Tuesday, November 17, 2009

Raise the Roof

Home ownership is an entirely new animal. Sure it hurts your wallet and your social life - but perhaps nothing takes a hit quite like your pride.

Case in point -

I climbed up on top of my garage to clear a bunch of old sticks, leaves and other debris before the always fun Cleveland winter. All is well, I scrape everything off and do acrobatic sex moves to maneuver around the power lines. All in all, I looked like a badass.

But then it was time to get down.

You see, I hadn't secured the ladder on level ground - so every time I went to take a step, the ladder would slide out from under me.

In other words, I was stuck on the roof.

Of course, this would not have been such a big deal if it had not been the last nice weekend of the fall - so every single one of my neighbors was also outside doing yardwork.

I know the polite "Hey nice to see you but I don't want to talk to you" neighbor wave.

As well as the "I would talk to you but I am in the middle of this job and can't stop" wave.

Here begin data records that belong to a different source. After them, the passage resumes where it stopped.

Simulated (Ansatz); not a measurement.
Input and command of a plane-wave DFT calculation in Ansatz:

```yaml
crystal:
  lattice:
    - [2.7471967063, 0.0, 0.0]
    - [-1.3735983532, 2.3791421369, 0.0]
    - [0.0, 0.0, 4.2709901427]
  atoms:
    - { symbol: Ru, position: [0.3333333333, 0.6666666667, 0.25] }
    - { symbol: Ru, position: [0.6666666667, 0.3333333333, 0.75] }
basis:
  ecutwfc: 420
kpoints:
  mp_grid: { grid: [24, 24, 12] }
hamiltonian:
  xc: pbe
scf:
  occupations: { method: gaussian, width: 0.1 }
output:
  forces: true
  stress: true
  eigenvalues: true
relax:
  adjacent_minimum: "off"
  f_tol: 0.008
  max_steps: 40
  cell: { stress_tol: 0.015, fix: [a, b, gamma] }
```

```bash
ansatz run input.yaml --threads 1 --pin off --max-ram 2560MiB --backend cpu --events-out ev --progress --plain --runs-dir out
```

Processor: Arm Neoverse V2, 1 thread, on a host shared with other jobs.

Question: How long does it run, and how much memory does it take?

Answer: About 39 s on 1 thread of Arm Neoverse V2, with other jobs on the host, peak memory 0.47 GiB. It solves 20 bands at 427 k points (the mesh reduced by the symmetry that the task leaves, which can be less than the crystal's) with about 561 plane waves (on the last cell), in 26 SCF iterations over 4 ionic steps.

What I haven't learned is the "Oh my god I have a terminal case of Embarrassment and I will now commence a three month period in which I don't leave my house for fear of having to explain to you why I am sitting on the roof of my garage screaming for my roommate to come hold the ladder so I can get down" wave.

Practice makes perfect.

10 comments:

Moooooog35 said...

Wait til you have to do the 'sorry I ran over your cat with my snowblower' wave.

Awkward.

ken said...

how high was the garage?

jump, you fucker, jump!

Fizzgig said...

i bet you are on youtube somewhere....id google myself if I were you!

Lana said...

securing ladders sounds like a secret trick that only certain people are warned about. no one can be expected to figure that out before climbing up one.

Marie said...

This is why you need 1 or 2 or 3 big trees around so you can climb down them in case stuff like this happens.

LiLu said...

How oh HOW could you not tell us the denouement? Did you jump for it? Belly flop? Did the "tuck and roll" from 5th grade gym class finally come into use?

Ed Adams said...

This is why I always wear a parachute.

You never know when you're going to need that sucker.

Toe said...

Ah, the joys of home ownership.

You must teach me this 'mind your own bidness' wave because it doesn't seem to work on my neighbors.

Andhari said...

Better learn how to jump now, Narm. Make it fun. Wear a red cape :p

Ben said...

Having shown up at a neighbour's inexplicably without shoes or socks on asking to use the phone, I completely understand where you're coming from.